He was a true mensch.

Maillard Reactionary said...

wildswan quoted: "How with this rage shall beauty hold a plea/ Whose action is no stronger than a flower."

Not really disagreeing, but that's really a pretty strong action, and even more so if you know a little physics.

There's a reason why we have two "halves" to our brain; the trick is to educate and cultivate both of them.

Separately, I'm not exactly shocked to hear that Stephen King found Bloom tiresome.

Maillard Reactionary said...

readering said: "How is absorbing a book in an hour reading?"

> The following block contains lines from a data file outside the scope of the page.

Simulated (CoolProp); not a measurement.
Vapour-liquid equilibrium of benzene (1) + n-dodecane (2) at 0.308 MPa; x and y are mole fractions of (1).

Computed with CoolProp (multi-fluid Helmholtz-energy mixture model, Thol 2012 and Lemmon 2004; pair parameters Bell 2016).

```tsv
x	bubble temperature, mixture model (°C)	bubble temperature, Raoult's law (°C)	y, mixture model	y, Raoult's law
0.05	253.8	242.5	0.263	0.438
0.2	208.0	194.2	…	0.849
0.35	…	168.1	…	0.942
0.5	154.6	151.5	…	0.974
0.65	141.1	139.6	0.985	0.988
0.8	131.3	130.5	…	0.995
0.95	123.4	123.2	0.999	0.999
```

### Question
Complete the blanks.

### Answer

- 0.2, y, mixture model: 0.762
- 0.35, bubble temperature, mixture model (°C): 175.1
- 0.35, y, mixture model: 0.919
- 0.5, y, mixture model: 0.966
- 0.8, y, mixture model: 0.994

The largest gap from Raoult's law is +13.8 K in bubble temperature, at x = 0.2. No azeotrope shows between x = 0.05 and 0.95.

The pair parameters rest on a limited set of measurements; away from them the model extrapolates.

Good question. But how is waking up in the morning and writing down a complete symphony before lunch, with no corrections or scribble-outs, composing? Ask Mozart. (Ask Beethoven too-- he probably also wondered how Mozart did it, having struggled for everything he wrote.)

I suspect that Bloom was just a one-off prodigy, like we see once or twice a century in one field or another. Ramanujan had a similar facility with number theory in the early 20th. People are still working to prove some of his theorems.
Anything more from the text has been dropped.